Sunday 24 April 2016

The Kelpies

"Jesus!" you think, as you weave across the M9, nearly crashing your car into a vehicle in the next lane. "What the fuck is that?"



It's the Kelpies, that's what.

The Kelpies are a 2013 sculpture at the end of the Forth-Clyde Canal. As the dullest and least scenic roads in Scotland, the main arteries between Edinburgh and Glasgow have become repositories of outdoor art. The Heavy Horse, the Pyramids, the Teletubby-like Horn (which apparently broadcasts sounds if you were to get out your car and listen) and the weird six-limbed Arrira.



The Kelpies though are something else. 100ft high, they loom over the M9 motorway, appearing suddenly from behind some trees at a bend. In The Godfather, the Mafia intimidated a character by putting a horse's head in his bed. If that film had been shot in Scotland, not only would it be slightly more surreal, but the victim could well have woken up inside a horse's head, such is the scale of these things.



But it is important to remember they aren't horses. They are kelpies, water spirits from auld Scotia who liked to take the form of horses to lure unsuspecting maidens onto their backs. They would then gallop into a nearby loch with their victim on their back, never to be seen again.

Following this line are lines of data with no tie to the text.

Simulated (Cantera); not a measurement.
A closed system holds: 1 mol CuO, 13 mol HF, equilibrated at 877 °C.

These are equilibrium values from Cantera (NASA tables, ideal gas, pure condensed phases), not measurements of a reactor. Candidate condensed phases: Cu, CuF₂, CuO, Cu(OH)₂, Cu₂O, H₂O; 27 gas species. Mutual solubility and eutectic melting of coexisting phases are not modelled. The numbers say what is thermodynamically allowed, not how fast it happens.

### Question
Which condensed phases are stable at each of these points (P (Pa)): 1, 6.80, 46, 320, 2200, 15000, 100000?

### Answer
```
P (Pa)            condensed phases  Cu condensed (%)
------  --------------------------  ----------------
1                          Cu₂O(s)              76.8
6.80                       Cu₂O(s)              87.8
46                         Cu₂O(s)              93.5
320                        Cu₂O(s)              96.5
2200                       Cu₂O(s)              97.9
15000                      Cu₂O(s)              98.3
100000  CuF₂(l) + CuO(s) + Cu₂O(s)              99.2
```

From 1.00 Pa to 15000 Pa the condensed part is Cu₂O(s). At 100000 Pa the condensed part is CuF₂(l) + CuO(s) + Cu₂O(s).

I've wanted to visit the Kelpies since the sculptures were completed. They have caused a bit of local interest, and unlike the other sculptures along the M8 and M80, are worth visiting in their own right, dominating the canal basin at the Forth end of the Forth-Clyde Canal. I surely can't be the only person who has thought that they would make a fitting end to an ultra-marathon or canoe race, traversing the 35-mile length of the canal from west coast to east?